Understand Relax Abstraction
Relax is a graph abstraction used in Apache TVM Unity strategy, which helps to end-to-end optimize ML models. The principal objective of Relax is to depict the structure and data flow of ML models, including the dependencies and relationships between different parts of the model, as well as how to execute the model on hardware.
End to End Model Execution
In this chapter, we will use the following model as an example. This is a two-layer neural network that consists of two linear operations with relu activation.
High-Level Operations Representation
Let us begin by reviewing a Numpy implementation of the model.
def numpy_mlp(data, w0, b0, w1, b1):
lv0 = data @ w0 + b0
lv1 = np.maximum(lv0, 0)
lv2 = lv1 @ w1 + b1
return lv2
The above example code shows the high-level array operations to perform the end-to-end model execution. Of course, we can rewrite the above code using Relax as follows:
from tvm.script import relax as R
@R.function
def relax_mlp(
data: R.Tensor(("n", 784), dtype="float32"),
w0: R.Tensor((784, 128), dtype="float32"),
b0: R.Tensor((128,), dtype="float32"),
w1: R.Tensor((128, 10), dtype="float32"),
b1: R.Tensor((10,), dtype="float32"),
) -> R.Tensor(("n", 10), dtype="float32"):
with R.dataflow():
lv0 = R.matmul(data, w0) + b0
lv1 = R.nn.relu(lv0)
lv2 = R.matmul(lv1, w1) + b1
R.output(lv2)
return lv2
Low-Level Integration
However, again from the pov of machine learning compilation (MLC), we would like to see through the details under the hood of these array computations.
For the purpose of illustrating details under the hood, we will again write examples in low-level numpy:
We will use a loop instead of array functions when necessary to demonstrate the possible loop computations. When possible, we always explicitly allocate arrays via numpy.empty and pass them around. The code block below shows a low-level numpy implementation of the same model.
def lnumpy_linear(X: np.ndarray, W: np.ndarray, B: np.ndarray, Z: np.ndarray):
n, m, K = X.shape[0], W.shape[1], X.shape[1]

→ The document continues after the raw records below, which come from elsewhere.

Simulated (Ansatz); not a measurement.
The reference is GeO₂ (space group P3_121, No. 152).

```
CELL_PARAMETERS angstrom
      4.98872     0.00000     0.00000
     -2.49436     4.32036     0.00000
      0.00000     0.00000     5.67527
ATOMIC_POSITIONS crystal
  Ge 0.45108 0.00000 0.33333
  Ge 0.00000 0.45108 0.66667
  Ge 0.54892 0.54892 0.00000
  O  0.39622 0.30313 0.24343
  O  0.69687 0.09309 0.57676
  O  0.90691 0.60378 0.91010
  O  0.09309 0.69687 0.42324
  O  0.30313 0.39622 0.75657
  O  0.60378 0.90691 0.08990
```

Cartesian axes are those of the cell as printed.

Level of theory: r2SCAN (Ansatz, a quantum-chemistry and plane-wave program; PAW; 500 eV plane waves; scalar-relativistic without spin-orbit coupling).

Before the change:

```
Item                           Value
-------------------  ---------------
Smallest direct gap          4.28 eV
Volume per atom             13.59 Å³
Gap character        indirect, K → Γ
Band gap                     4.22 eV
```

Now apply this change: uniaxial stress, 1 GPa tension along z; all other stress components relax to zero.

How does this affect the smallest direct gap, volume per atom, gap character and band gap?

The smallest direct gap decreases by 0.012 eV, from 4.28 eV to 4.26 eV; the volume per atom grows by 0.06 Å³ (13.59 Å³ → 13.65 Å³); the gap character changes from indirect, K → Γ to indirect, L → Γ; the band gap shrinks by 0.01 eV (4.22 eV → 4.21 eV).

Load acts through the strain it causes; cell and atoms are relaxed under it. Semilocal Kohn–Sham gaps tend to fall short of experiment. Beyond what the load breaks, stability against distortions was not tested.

Y = np.empty((n, m), dtype="float32")
for i in range(n):
for j in range(m):
for k in range(K):
if k == 0:
Y[i, j] = 0
Y[i, j] = Y[i, j] + X[i, k] * W[k, j]
for i in range(n):
for j in range(m):
Z[i, j] = Y[i, j] + B[j]
def lnumpy_relu0(X: np.ndarray, Y: np.ndarray):
n, m = X.shape
for i in range(n):
for j in range(m):
Y[i, j] = np.maximum(X[i, j], 0)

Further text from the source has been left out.